The Bank of England has cut its forecast for the UK's economic growth, as a backdrop of global headwinds and sterling's strength put pressure on exports.
GDP growth this year has been cut from 2.5 per cent in November to 2.2 per cent today. Forecasts for 2017 have also been dropped down from 2.7 per cent to 2.4 per cent.
The monetary policy committee, which this morning voted unanimously to keep rates at record lows of 0.5 per cent, noted that global growth was struggling in the face of "considerable falls in the prices of risky assets and another significant fall in oil prices".
The inflation report added: "Developments in financial markets seem in part to reflect greater weight being placed on the risks to the global outlook stemming from China and other emerging economies.
"Looking ahead, growth in the United Kingdom’s main trading partners should continue to be supported by the boost to real incomes from low commodity prices, and to some degree by monetary and fiscal policy. But emerging market economies are likely to grow more slowly than in recent years and the risks to the MPC’s central projections of only modest global growth lie to the downside."

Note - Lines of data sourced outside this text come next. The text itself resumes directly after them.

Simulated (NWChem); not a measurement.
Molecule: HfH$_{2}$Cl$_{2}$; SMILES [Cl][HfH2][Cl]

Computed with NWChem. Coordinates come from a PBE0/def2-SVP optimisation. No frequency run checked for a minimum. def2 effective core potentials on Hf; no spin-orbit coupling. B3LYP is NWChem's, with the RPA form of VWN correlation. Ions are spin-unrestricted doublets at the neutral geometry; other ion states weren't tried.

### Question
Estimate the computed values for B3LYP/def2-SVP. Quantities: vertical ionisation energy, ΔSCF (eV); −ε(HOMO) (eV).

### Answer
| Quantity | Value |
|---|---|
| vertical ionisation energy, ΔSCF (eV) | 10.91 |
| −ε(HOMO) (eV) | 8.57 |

Domestic growth was "resilient", however, with "robust" consumer confidence.
"GDP is expected to grow at around average rates over the forecast period as a tighter labour market and rising productivity support real incomes and consumption," the report added.
Ian McCafferty, who had been voting for an increase since August, unexpectedly voted for no change this month.
The inflation report also downgraded the Bank of England's expectations on wages.
The BoE now expects average weekly earnings to increase by three per cent this year, down from the 3.75 per cent it predicted three months ago.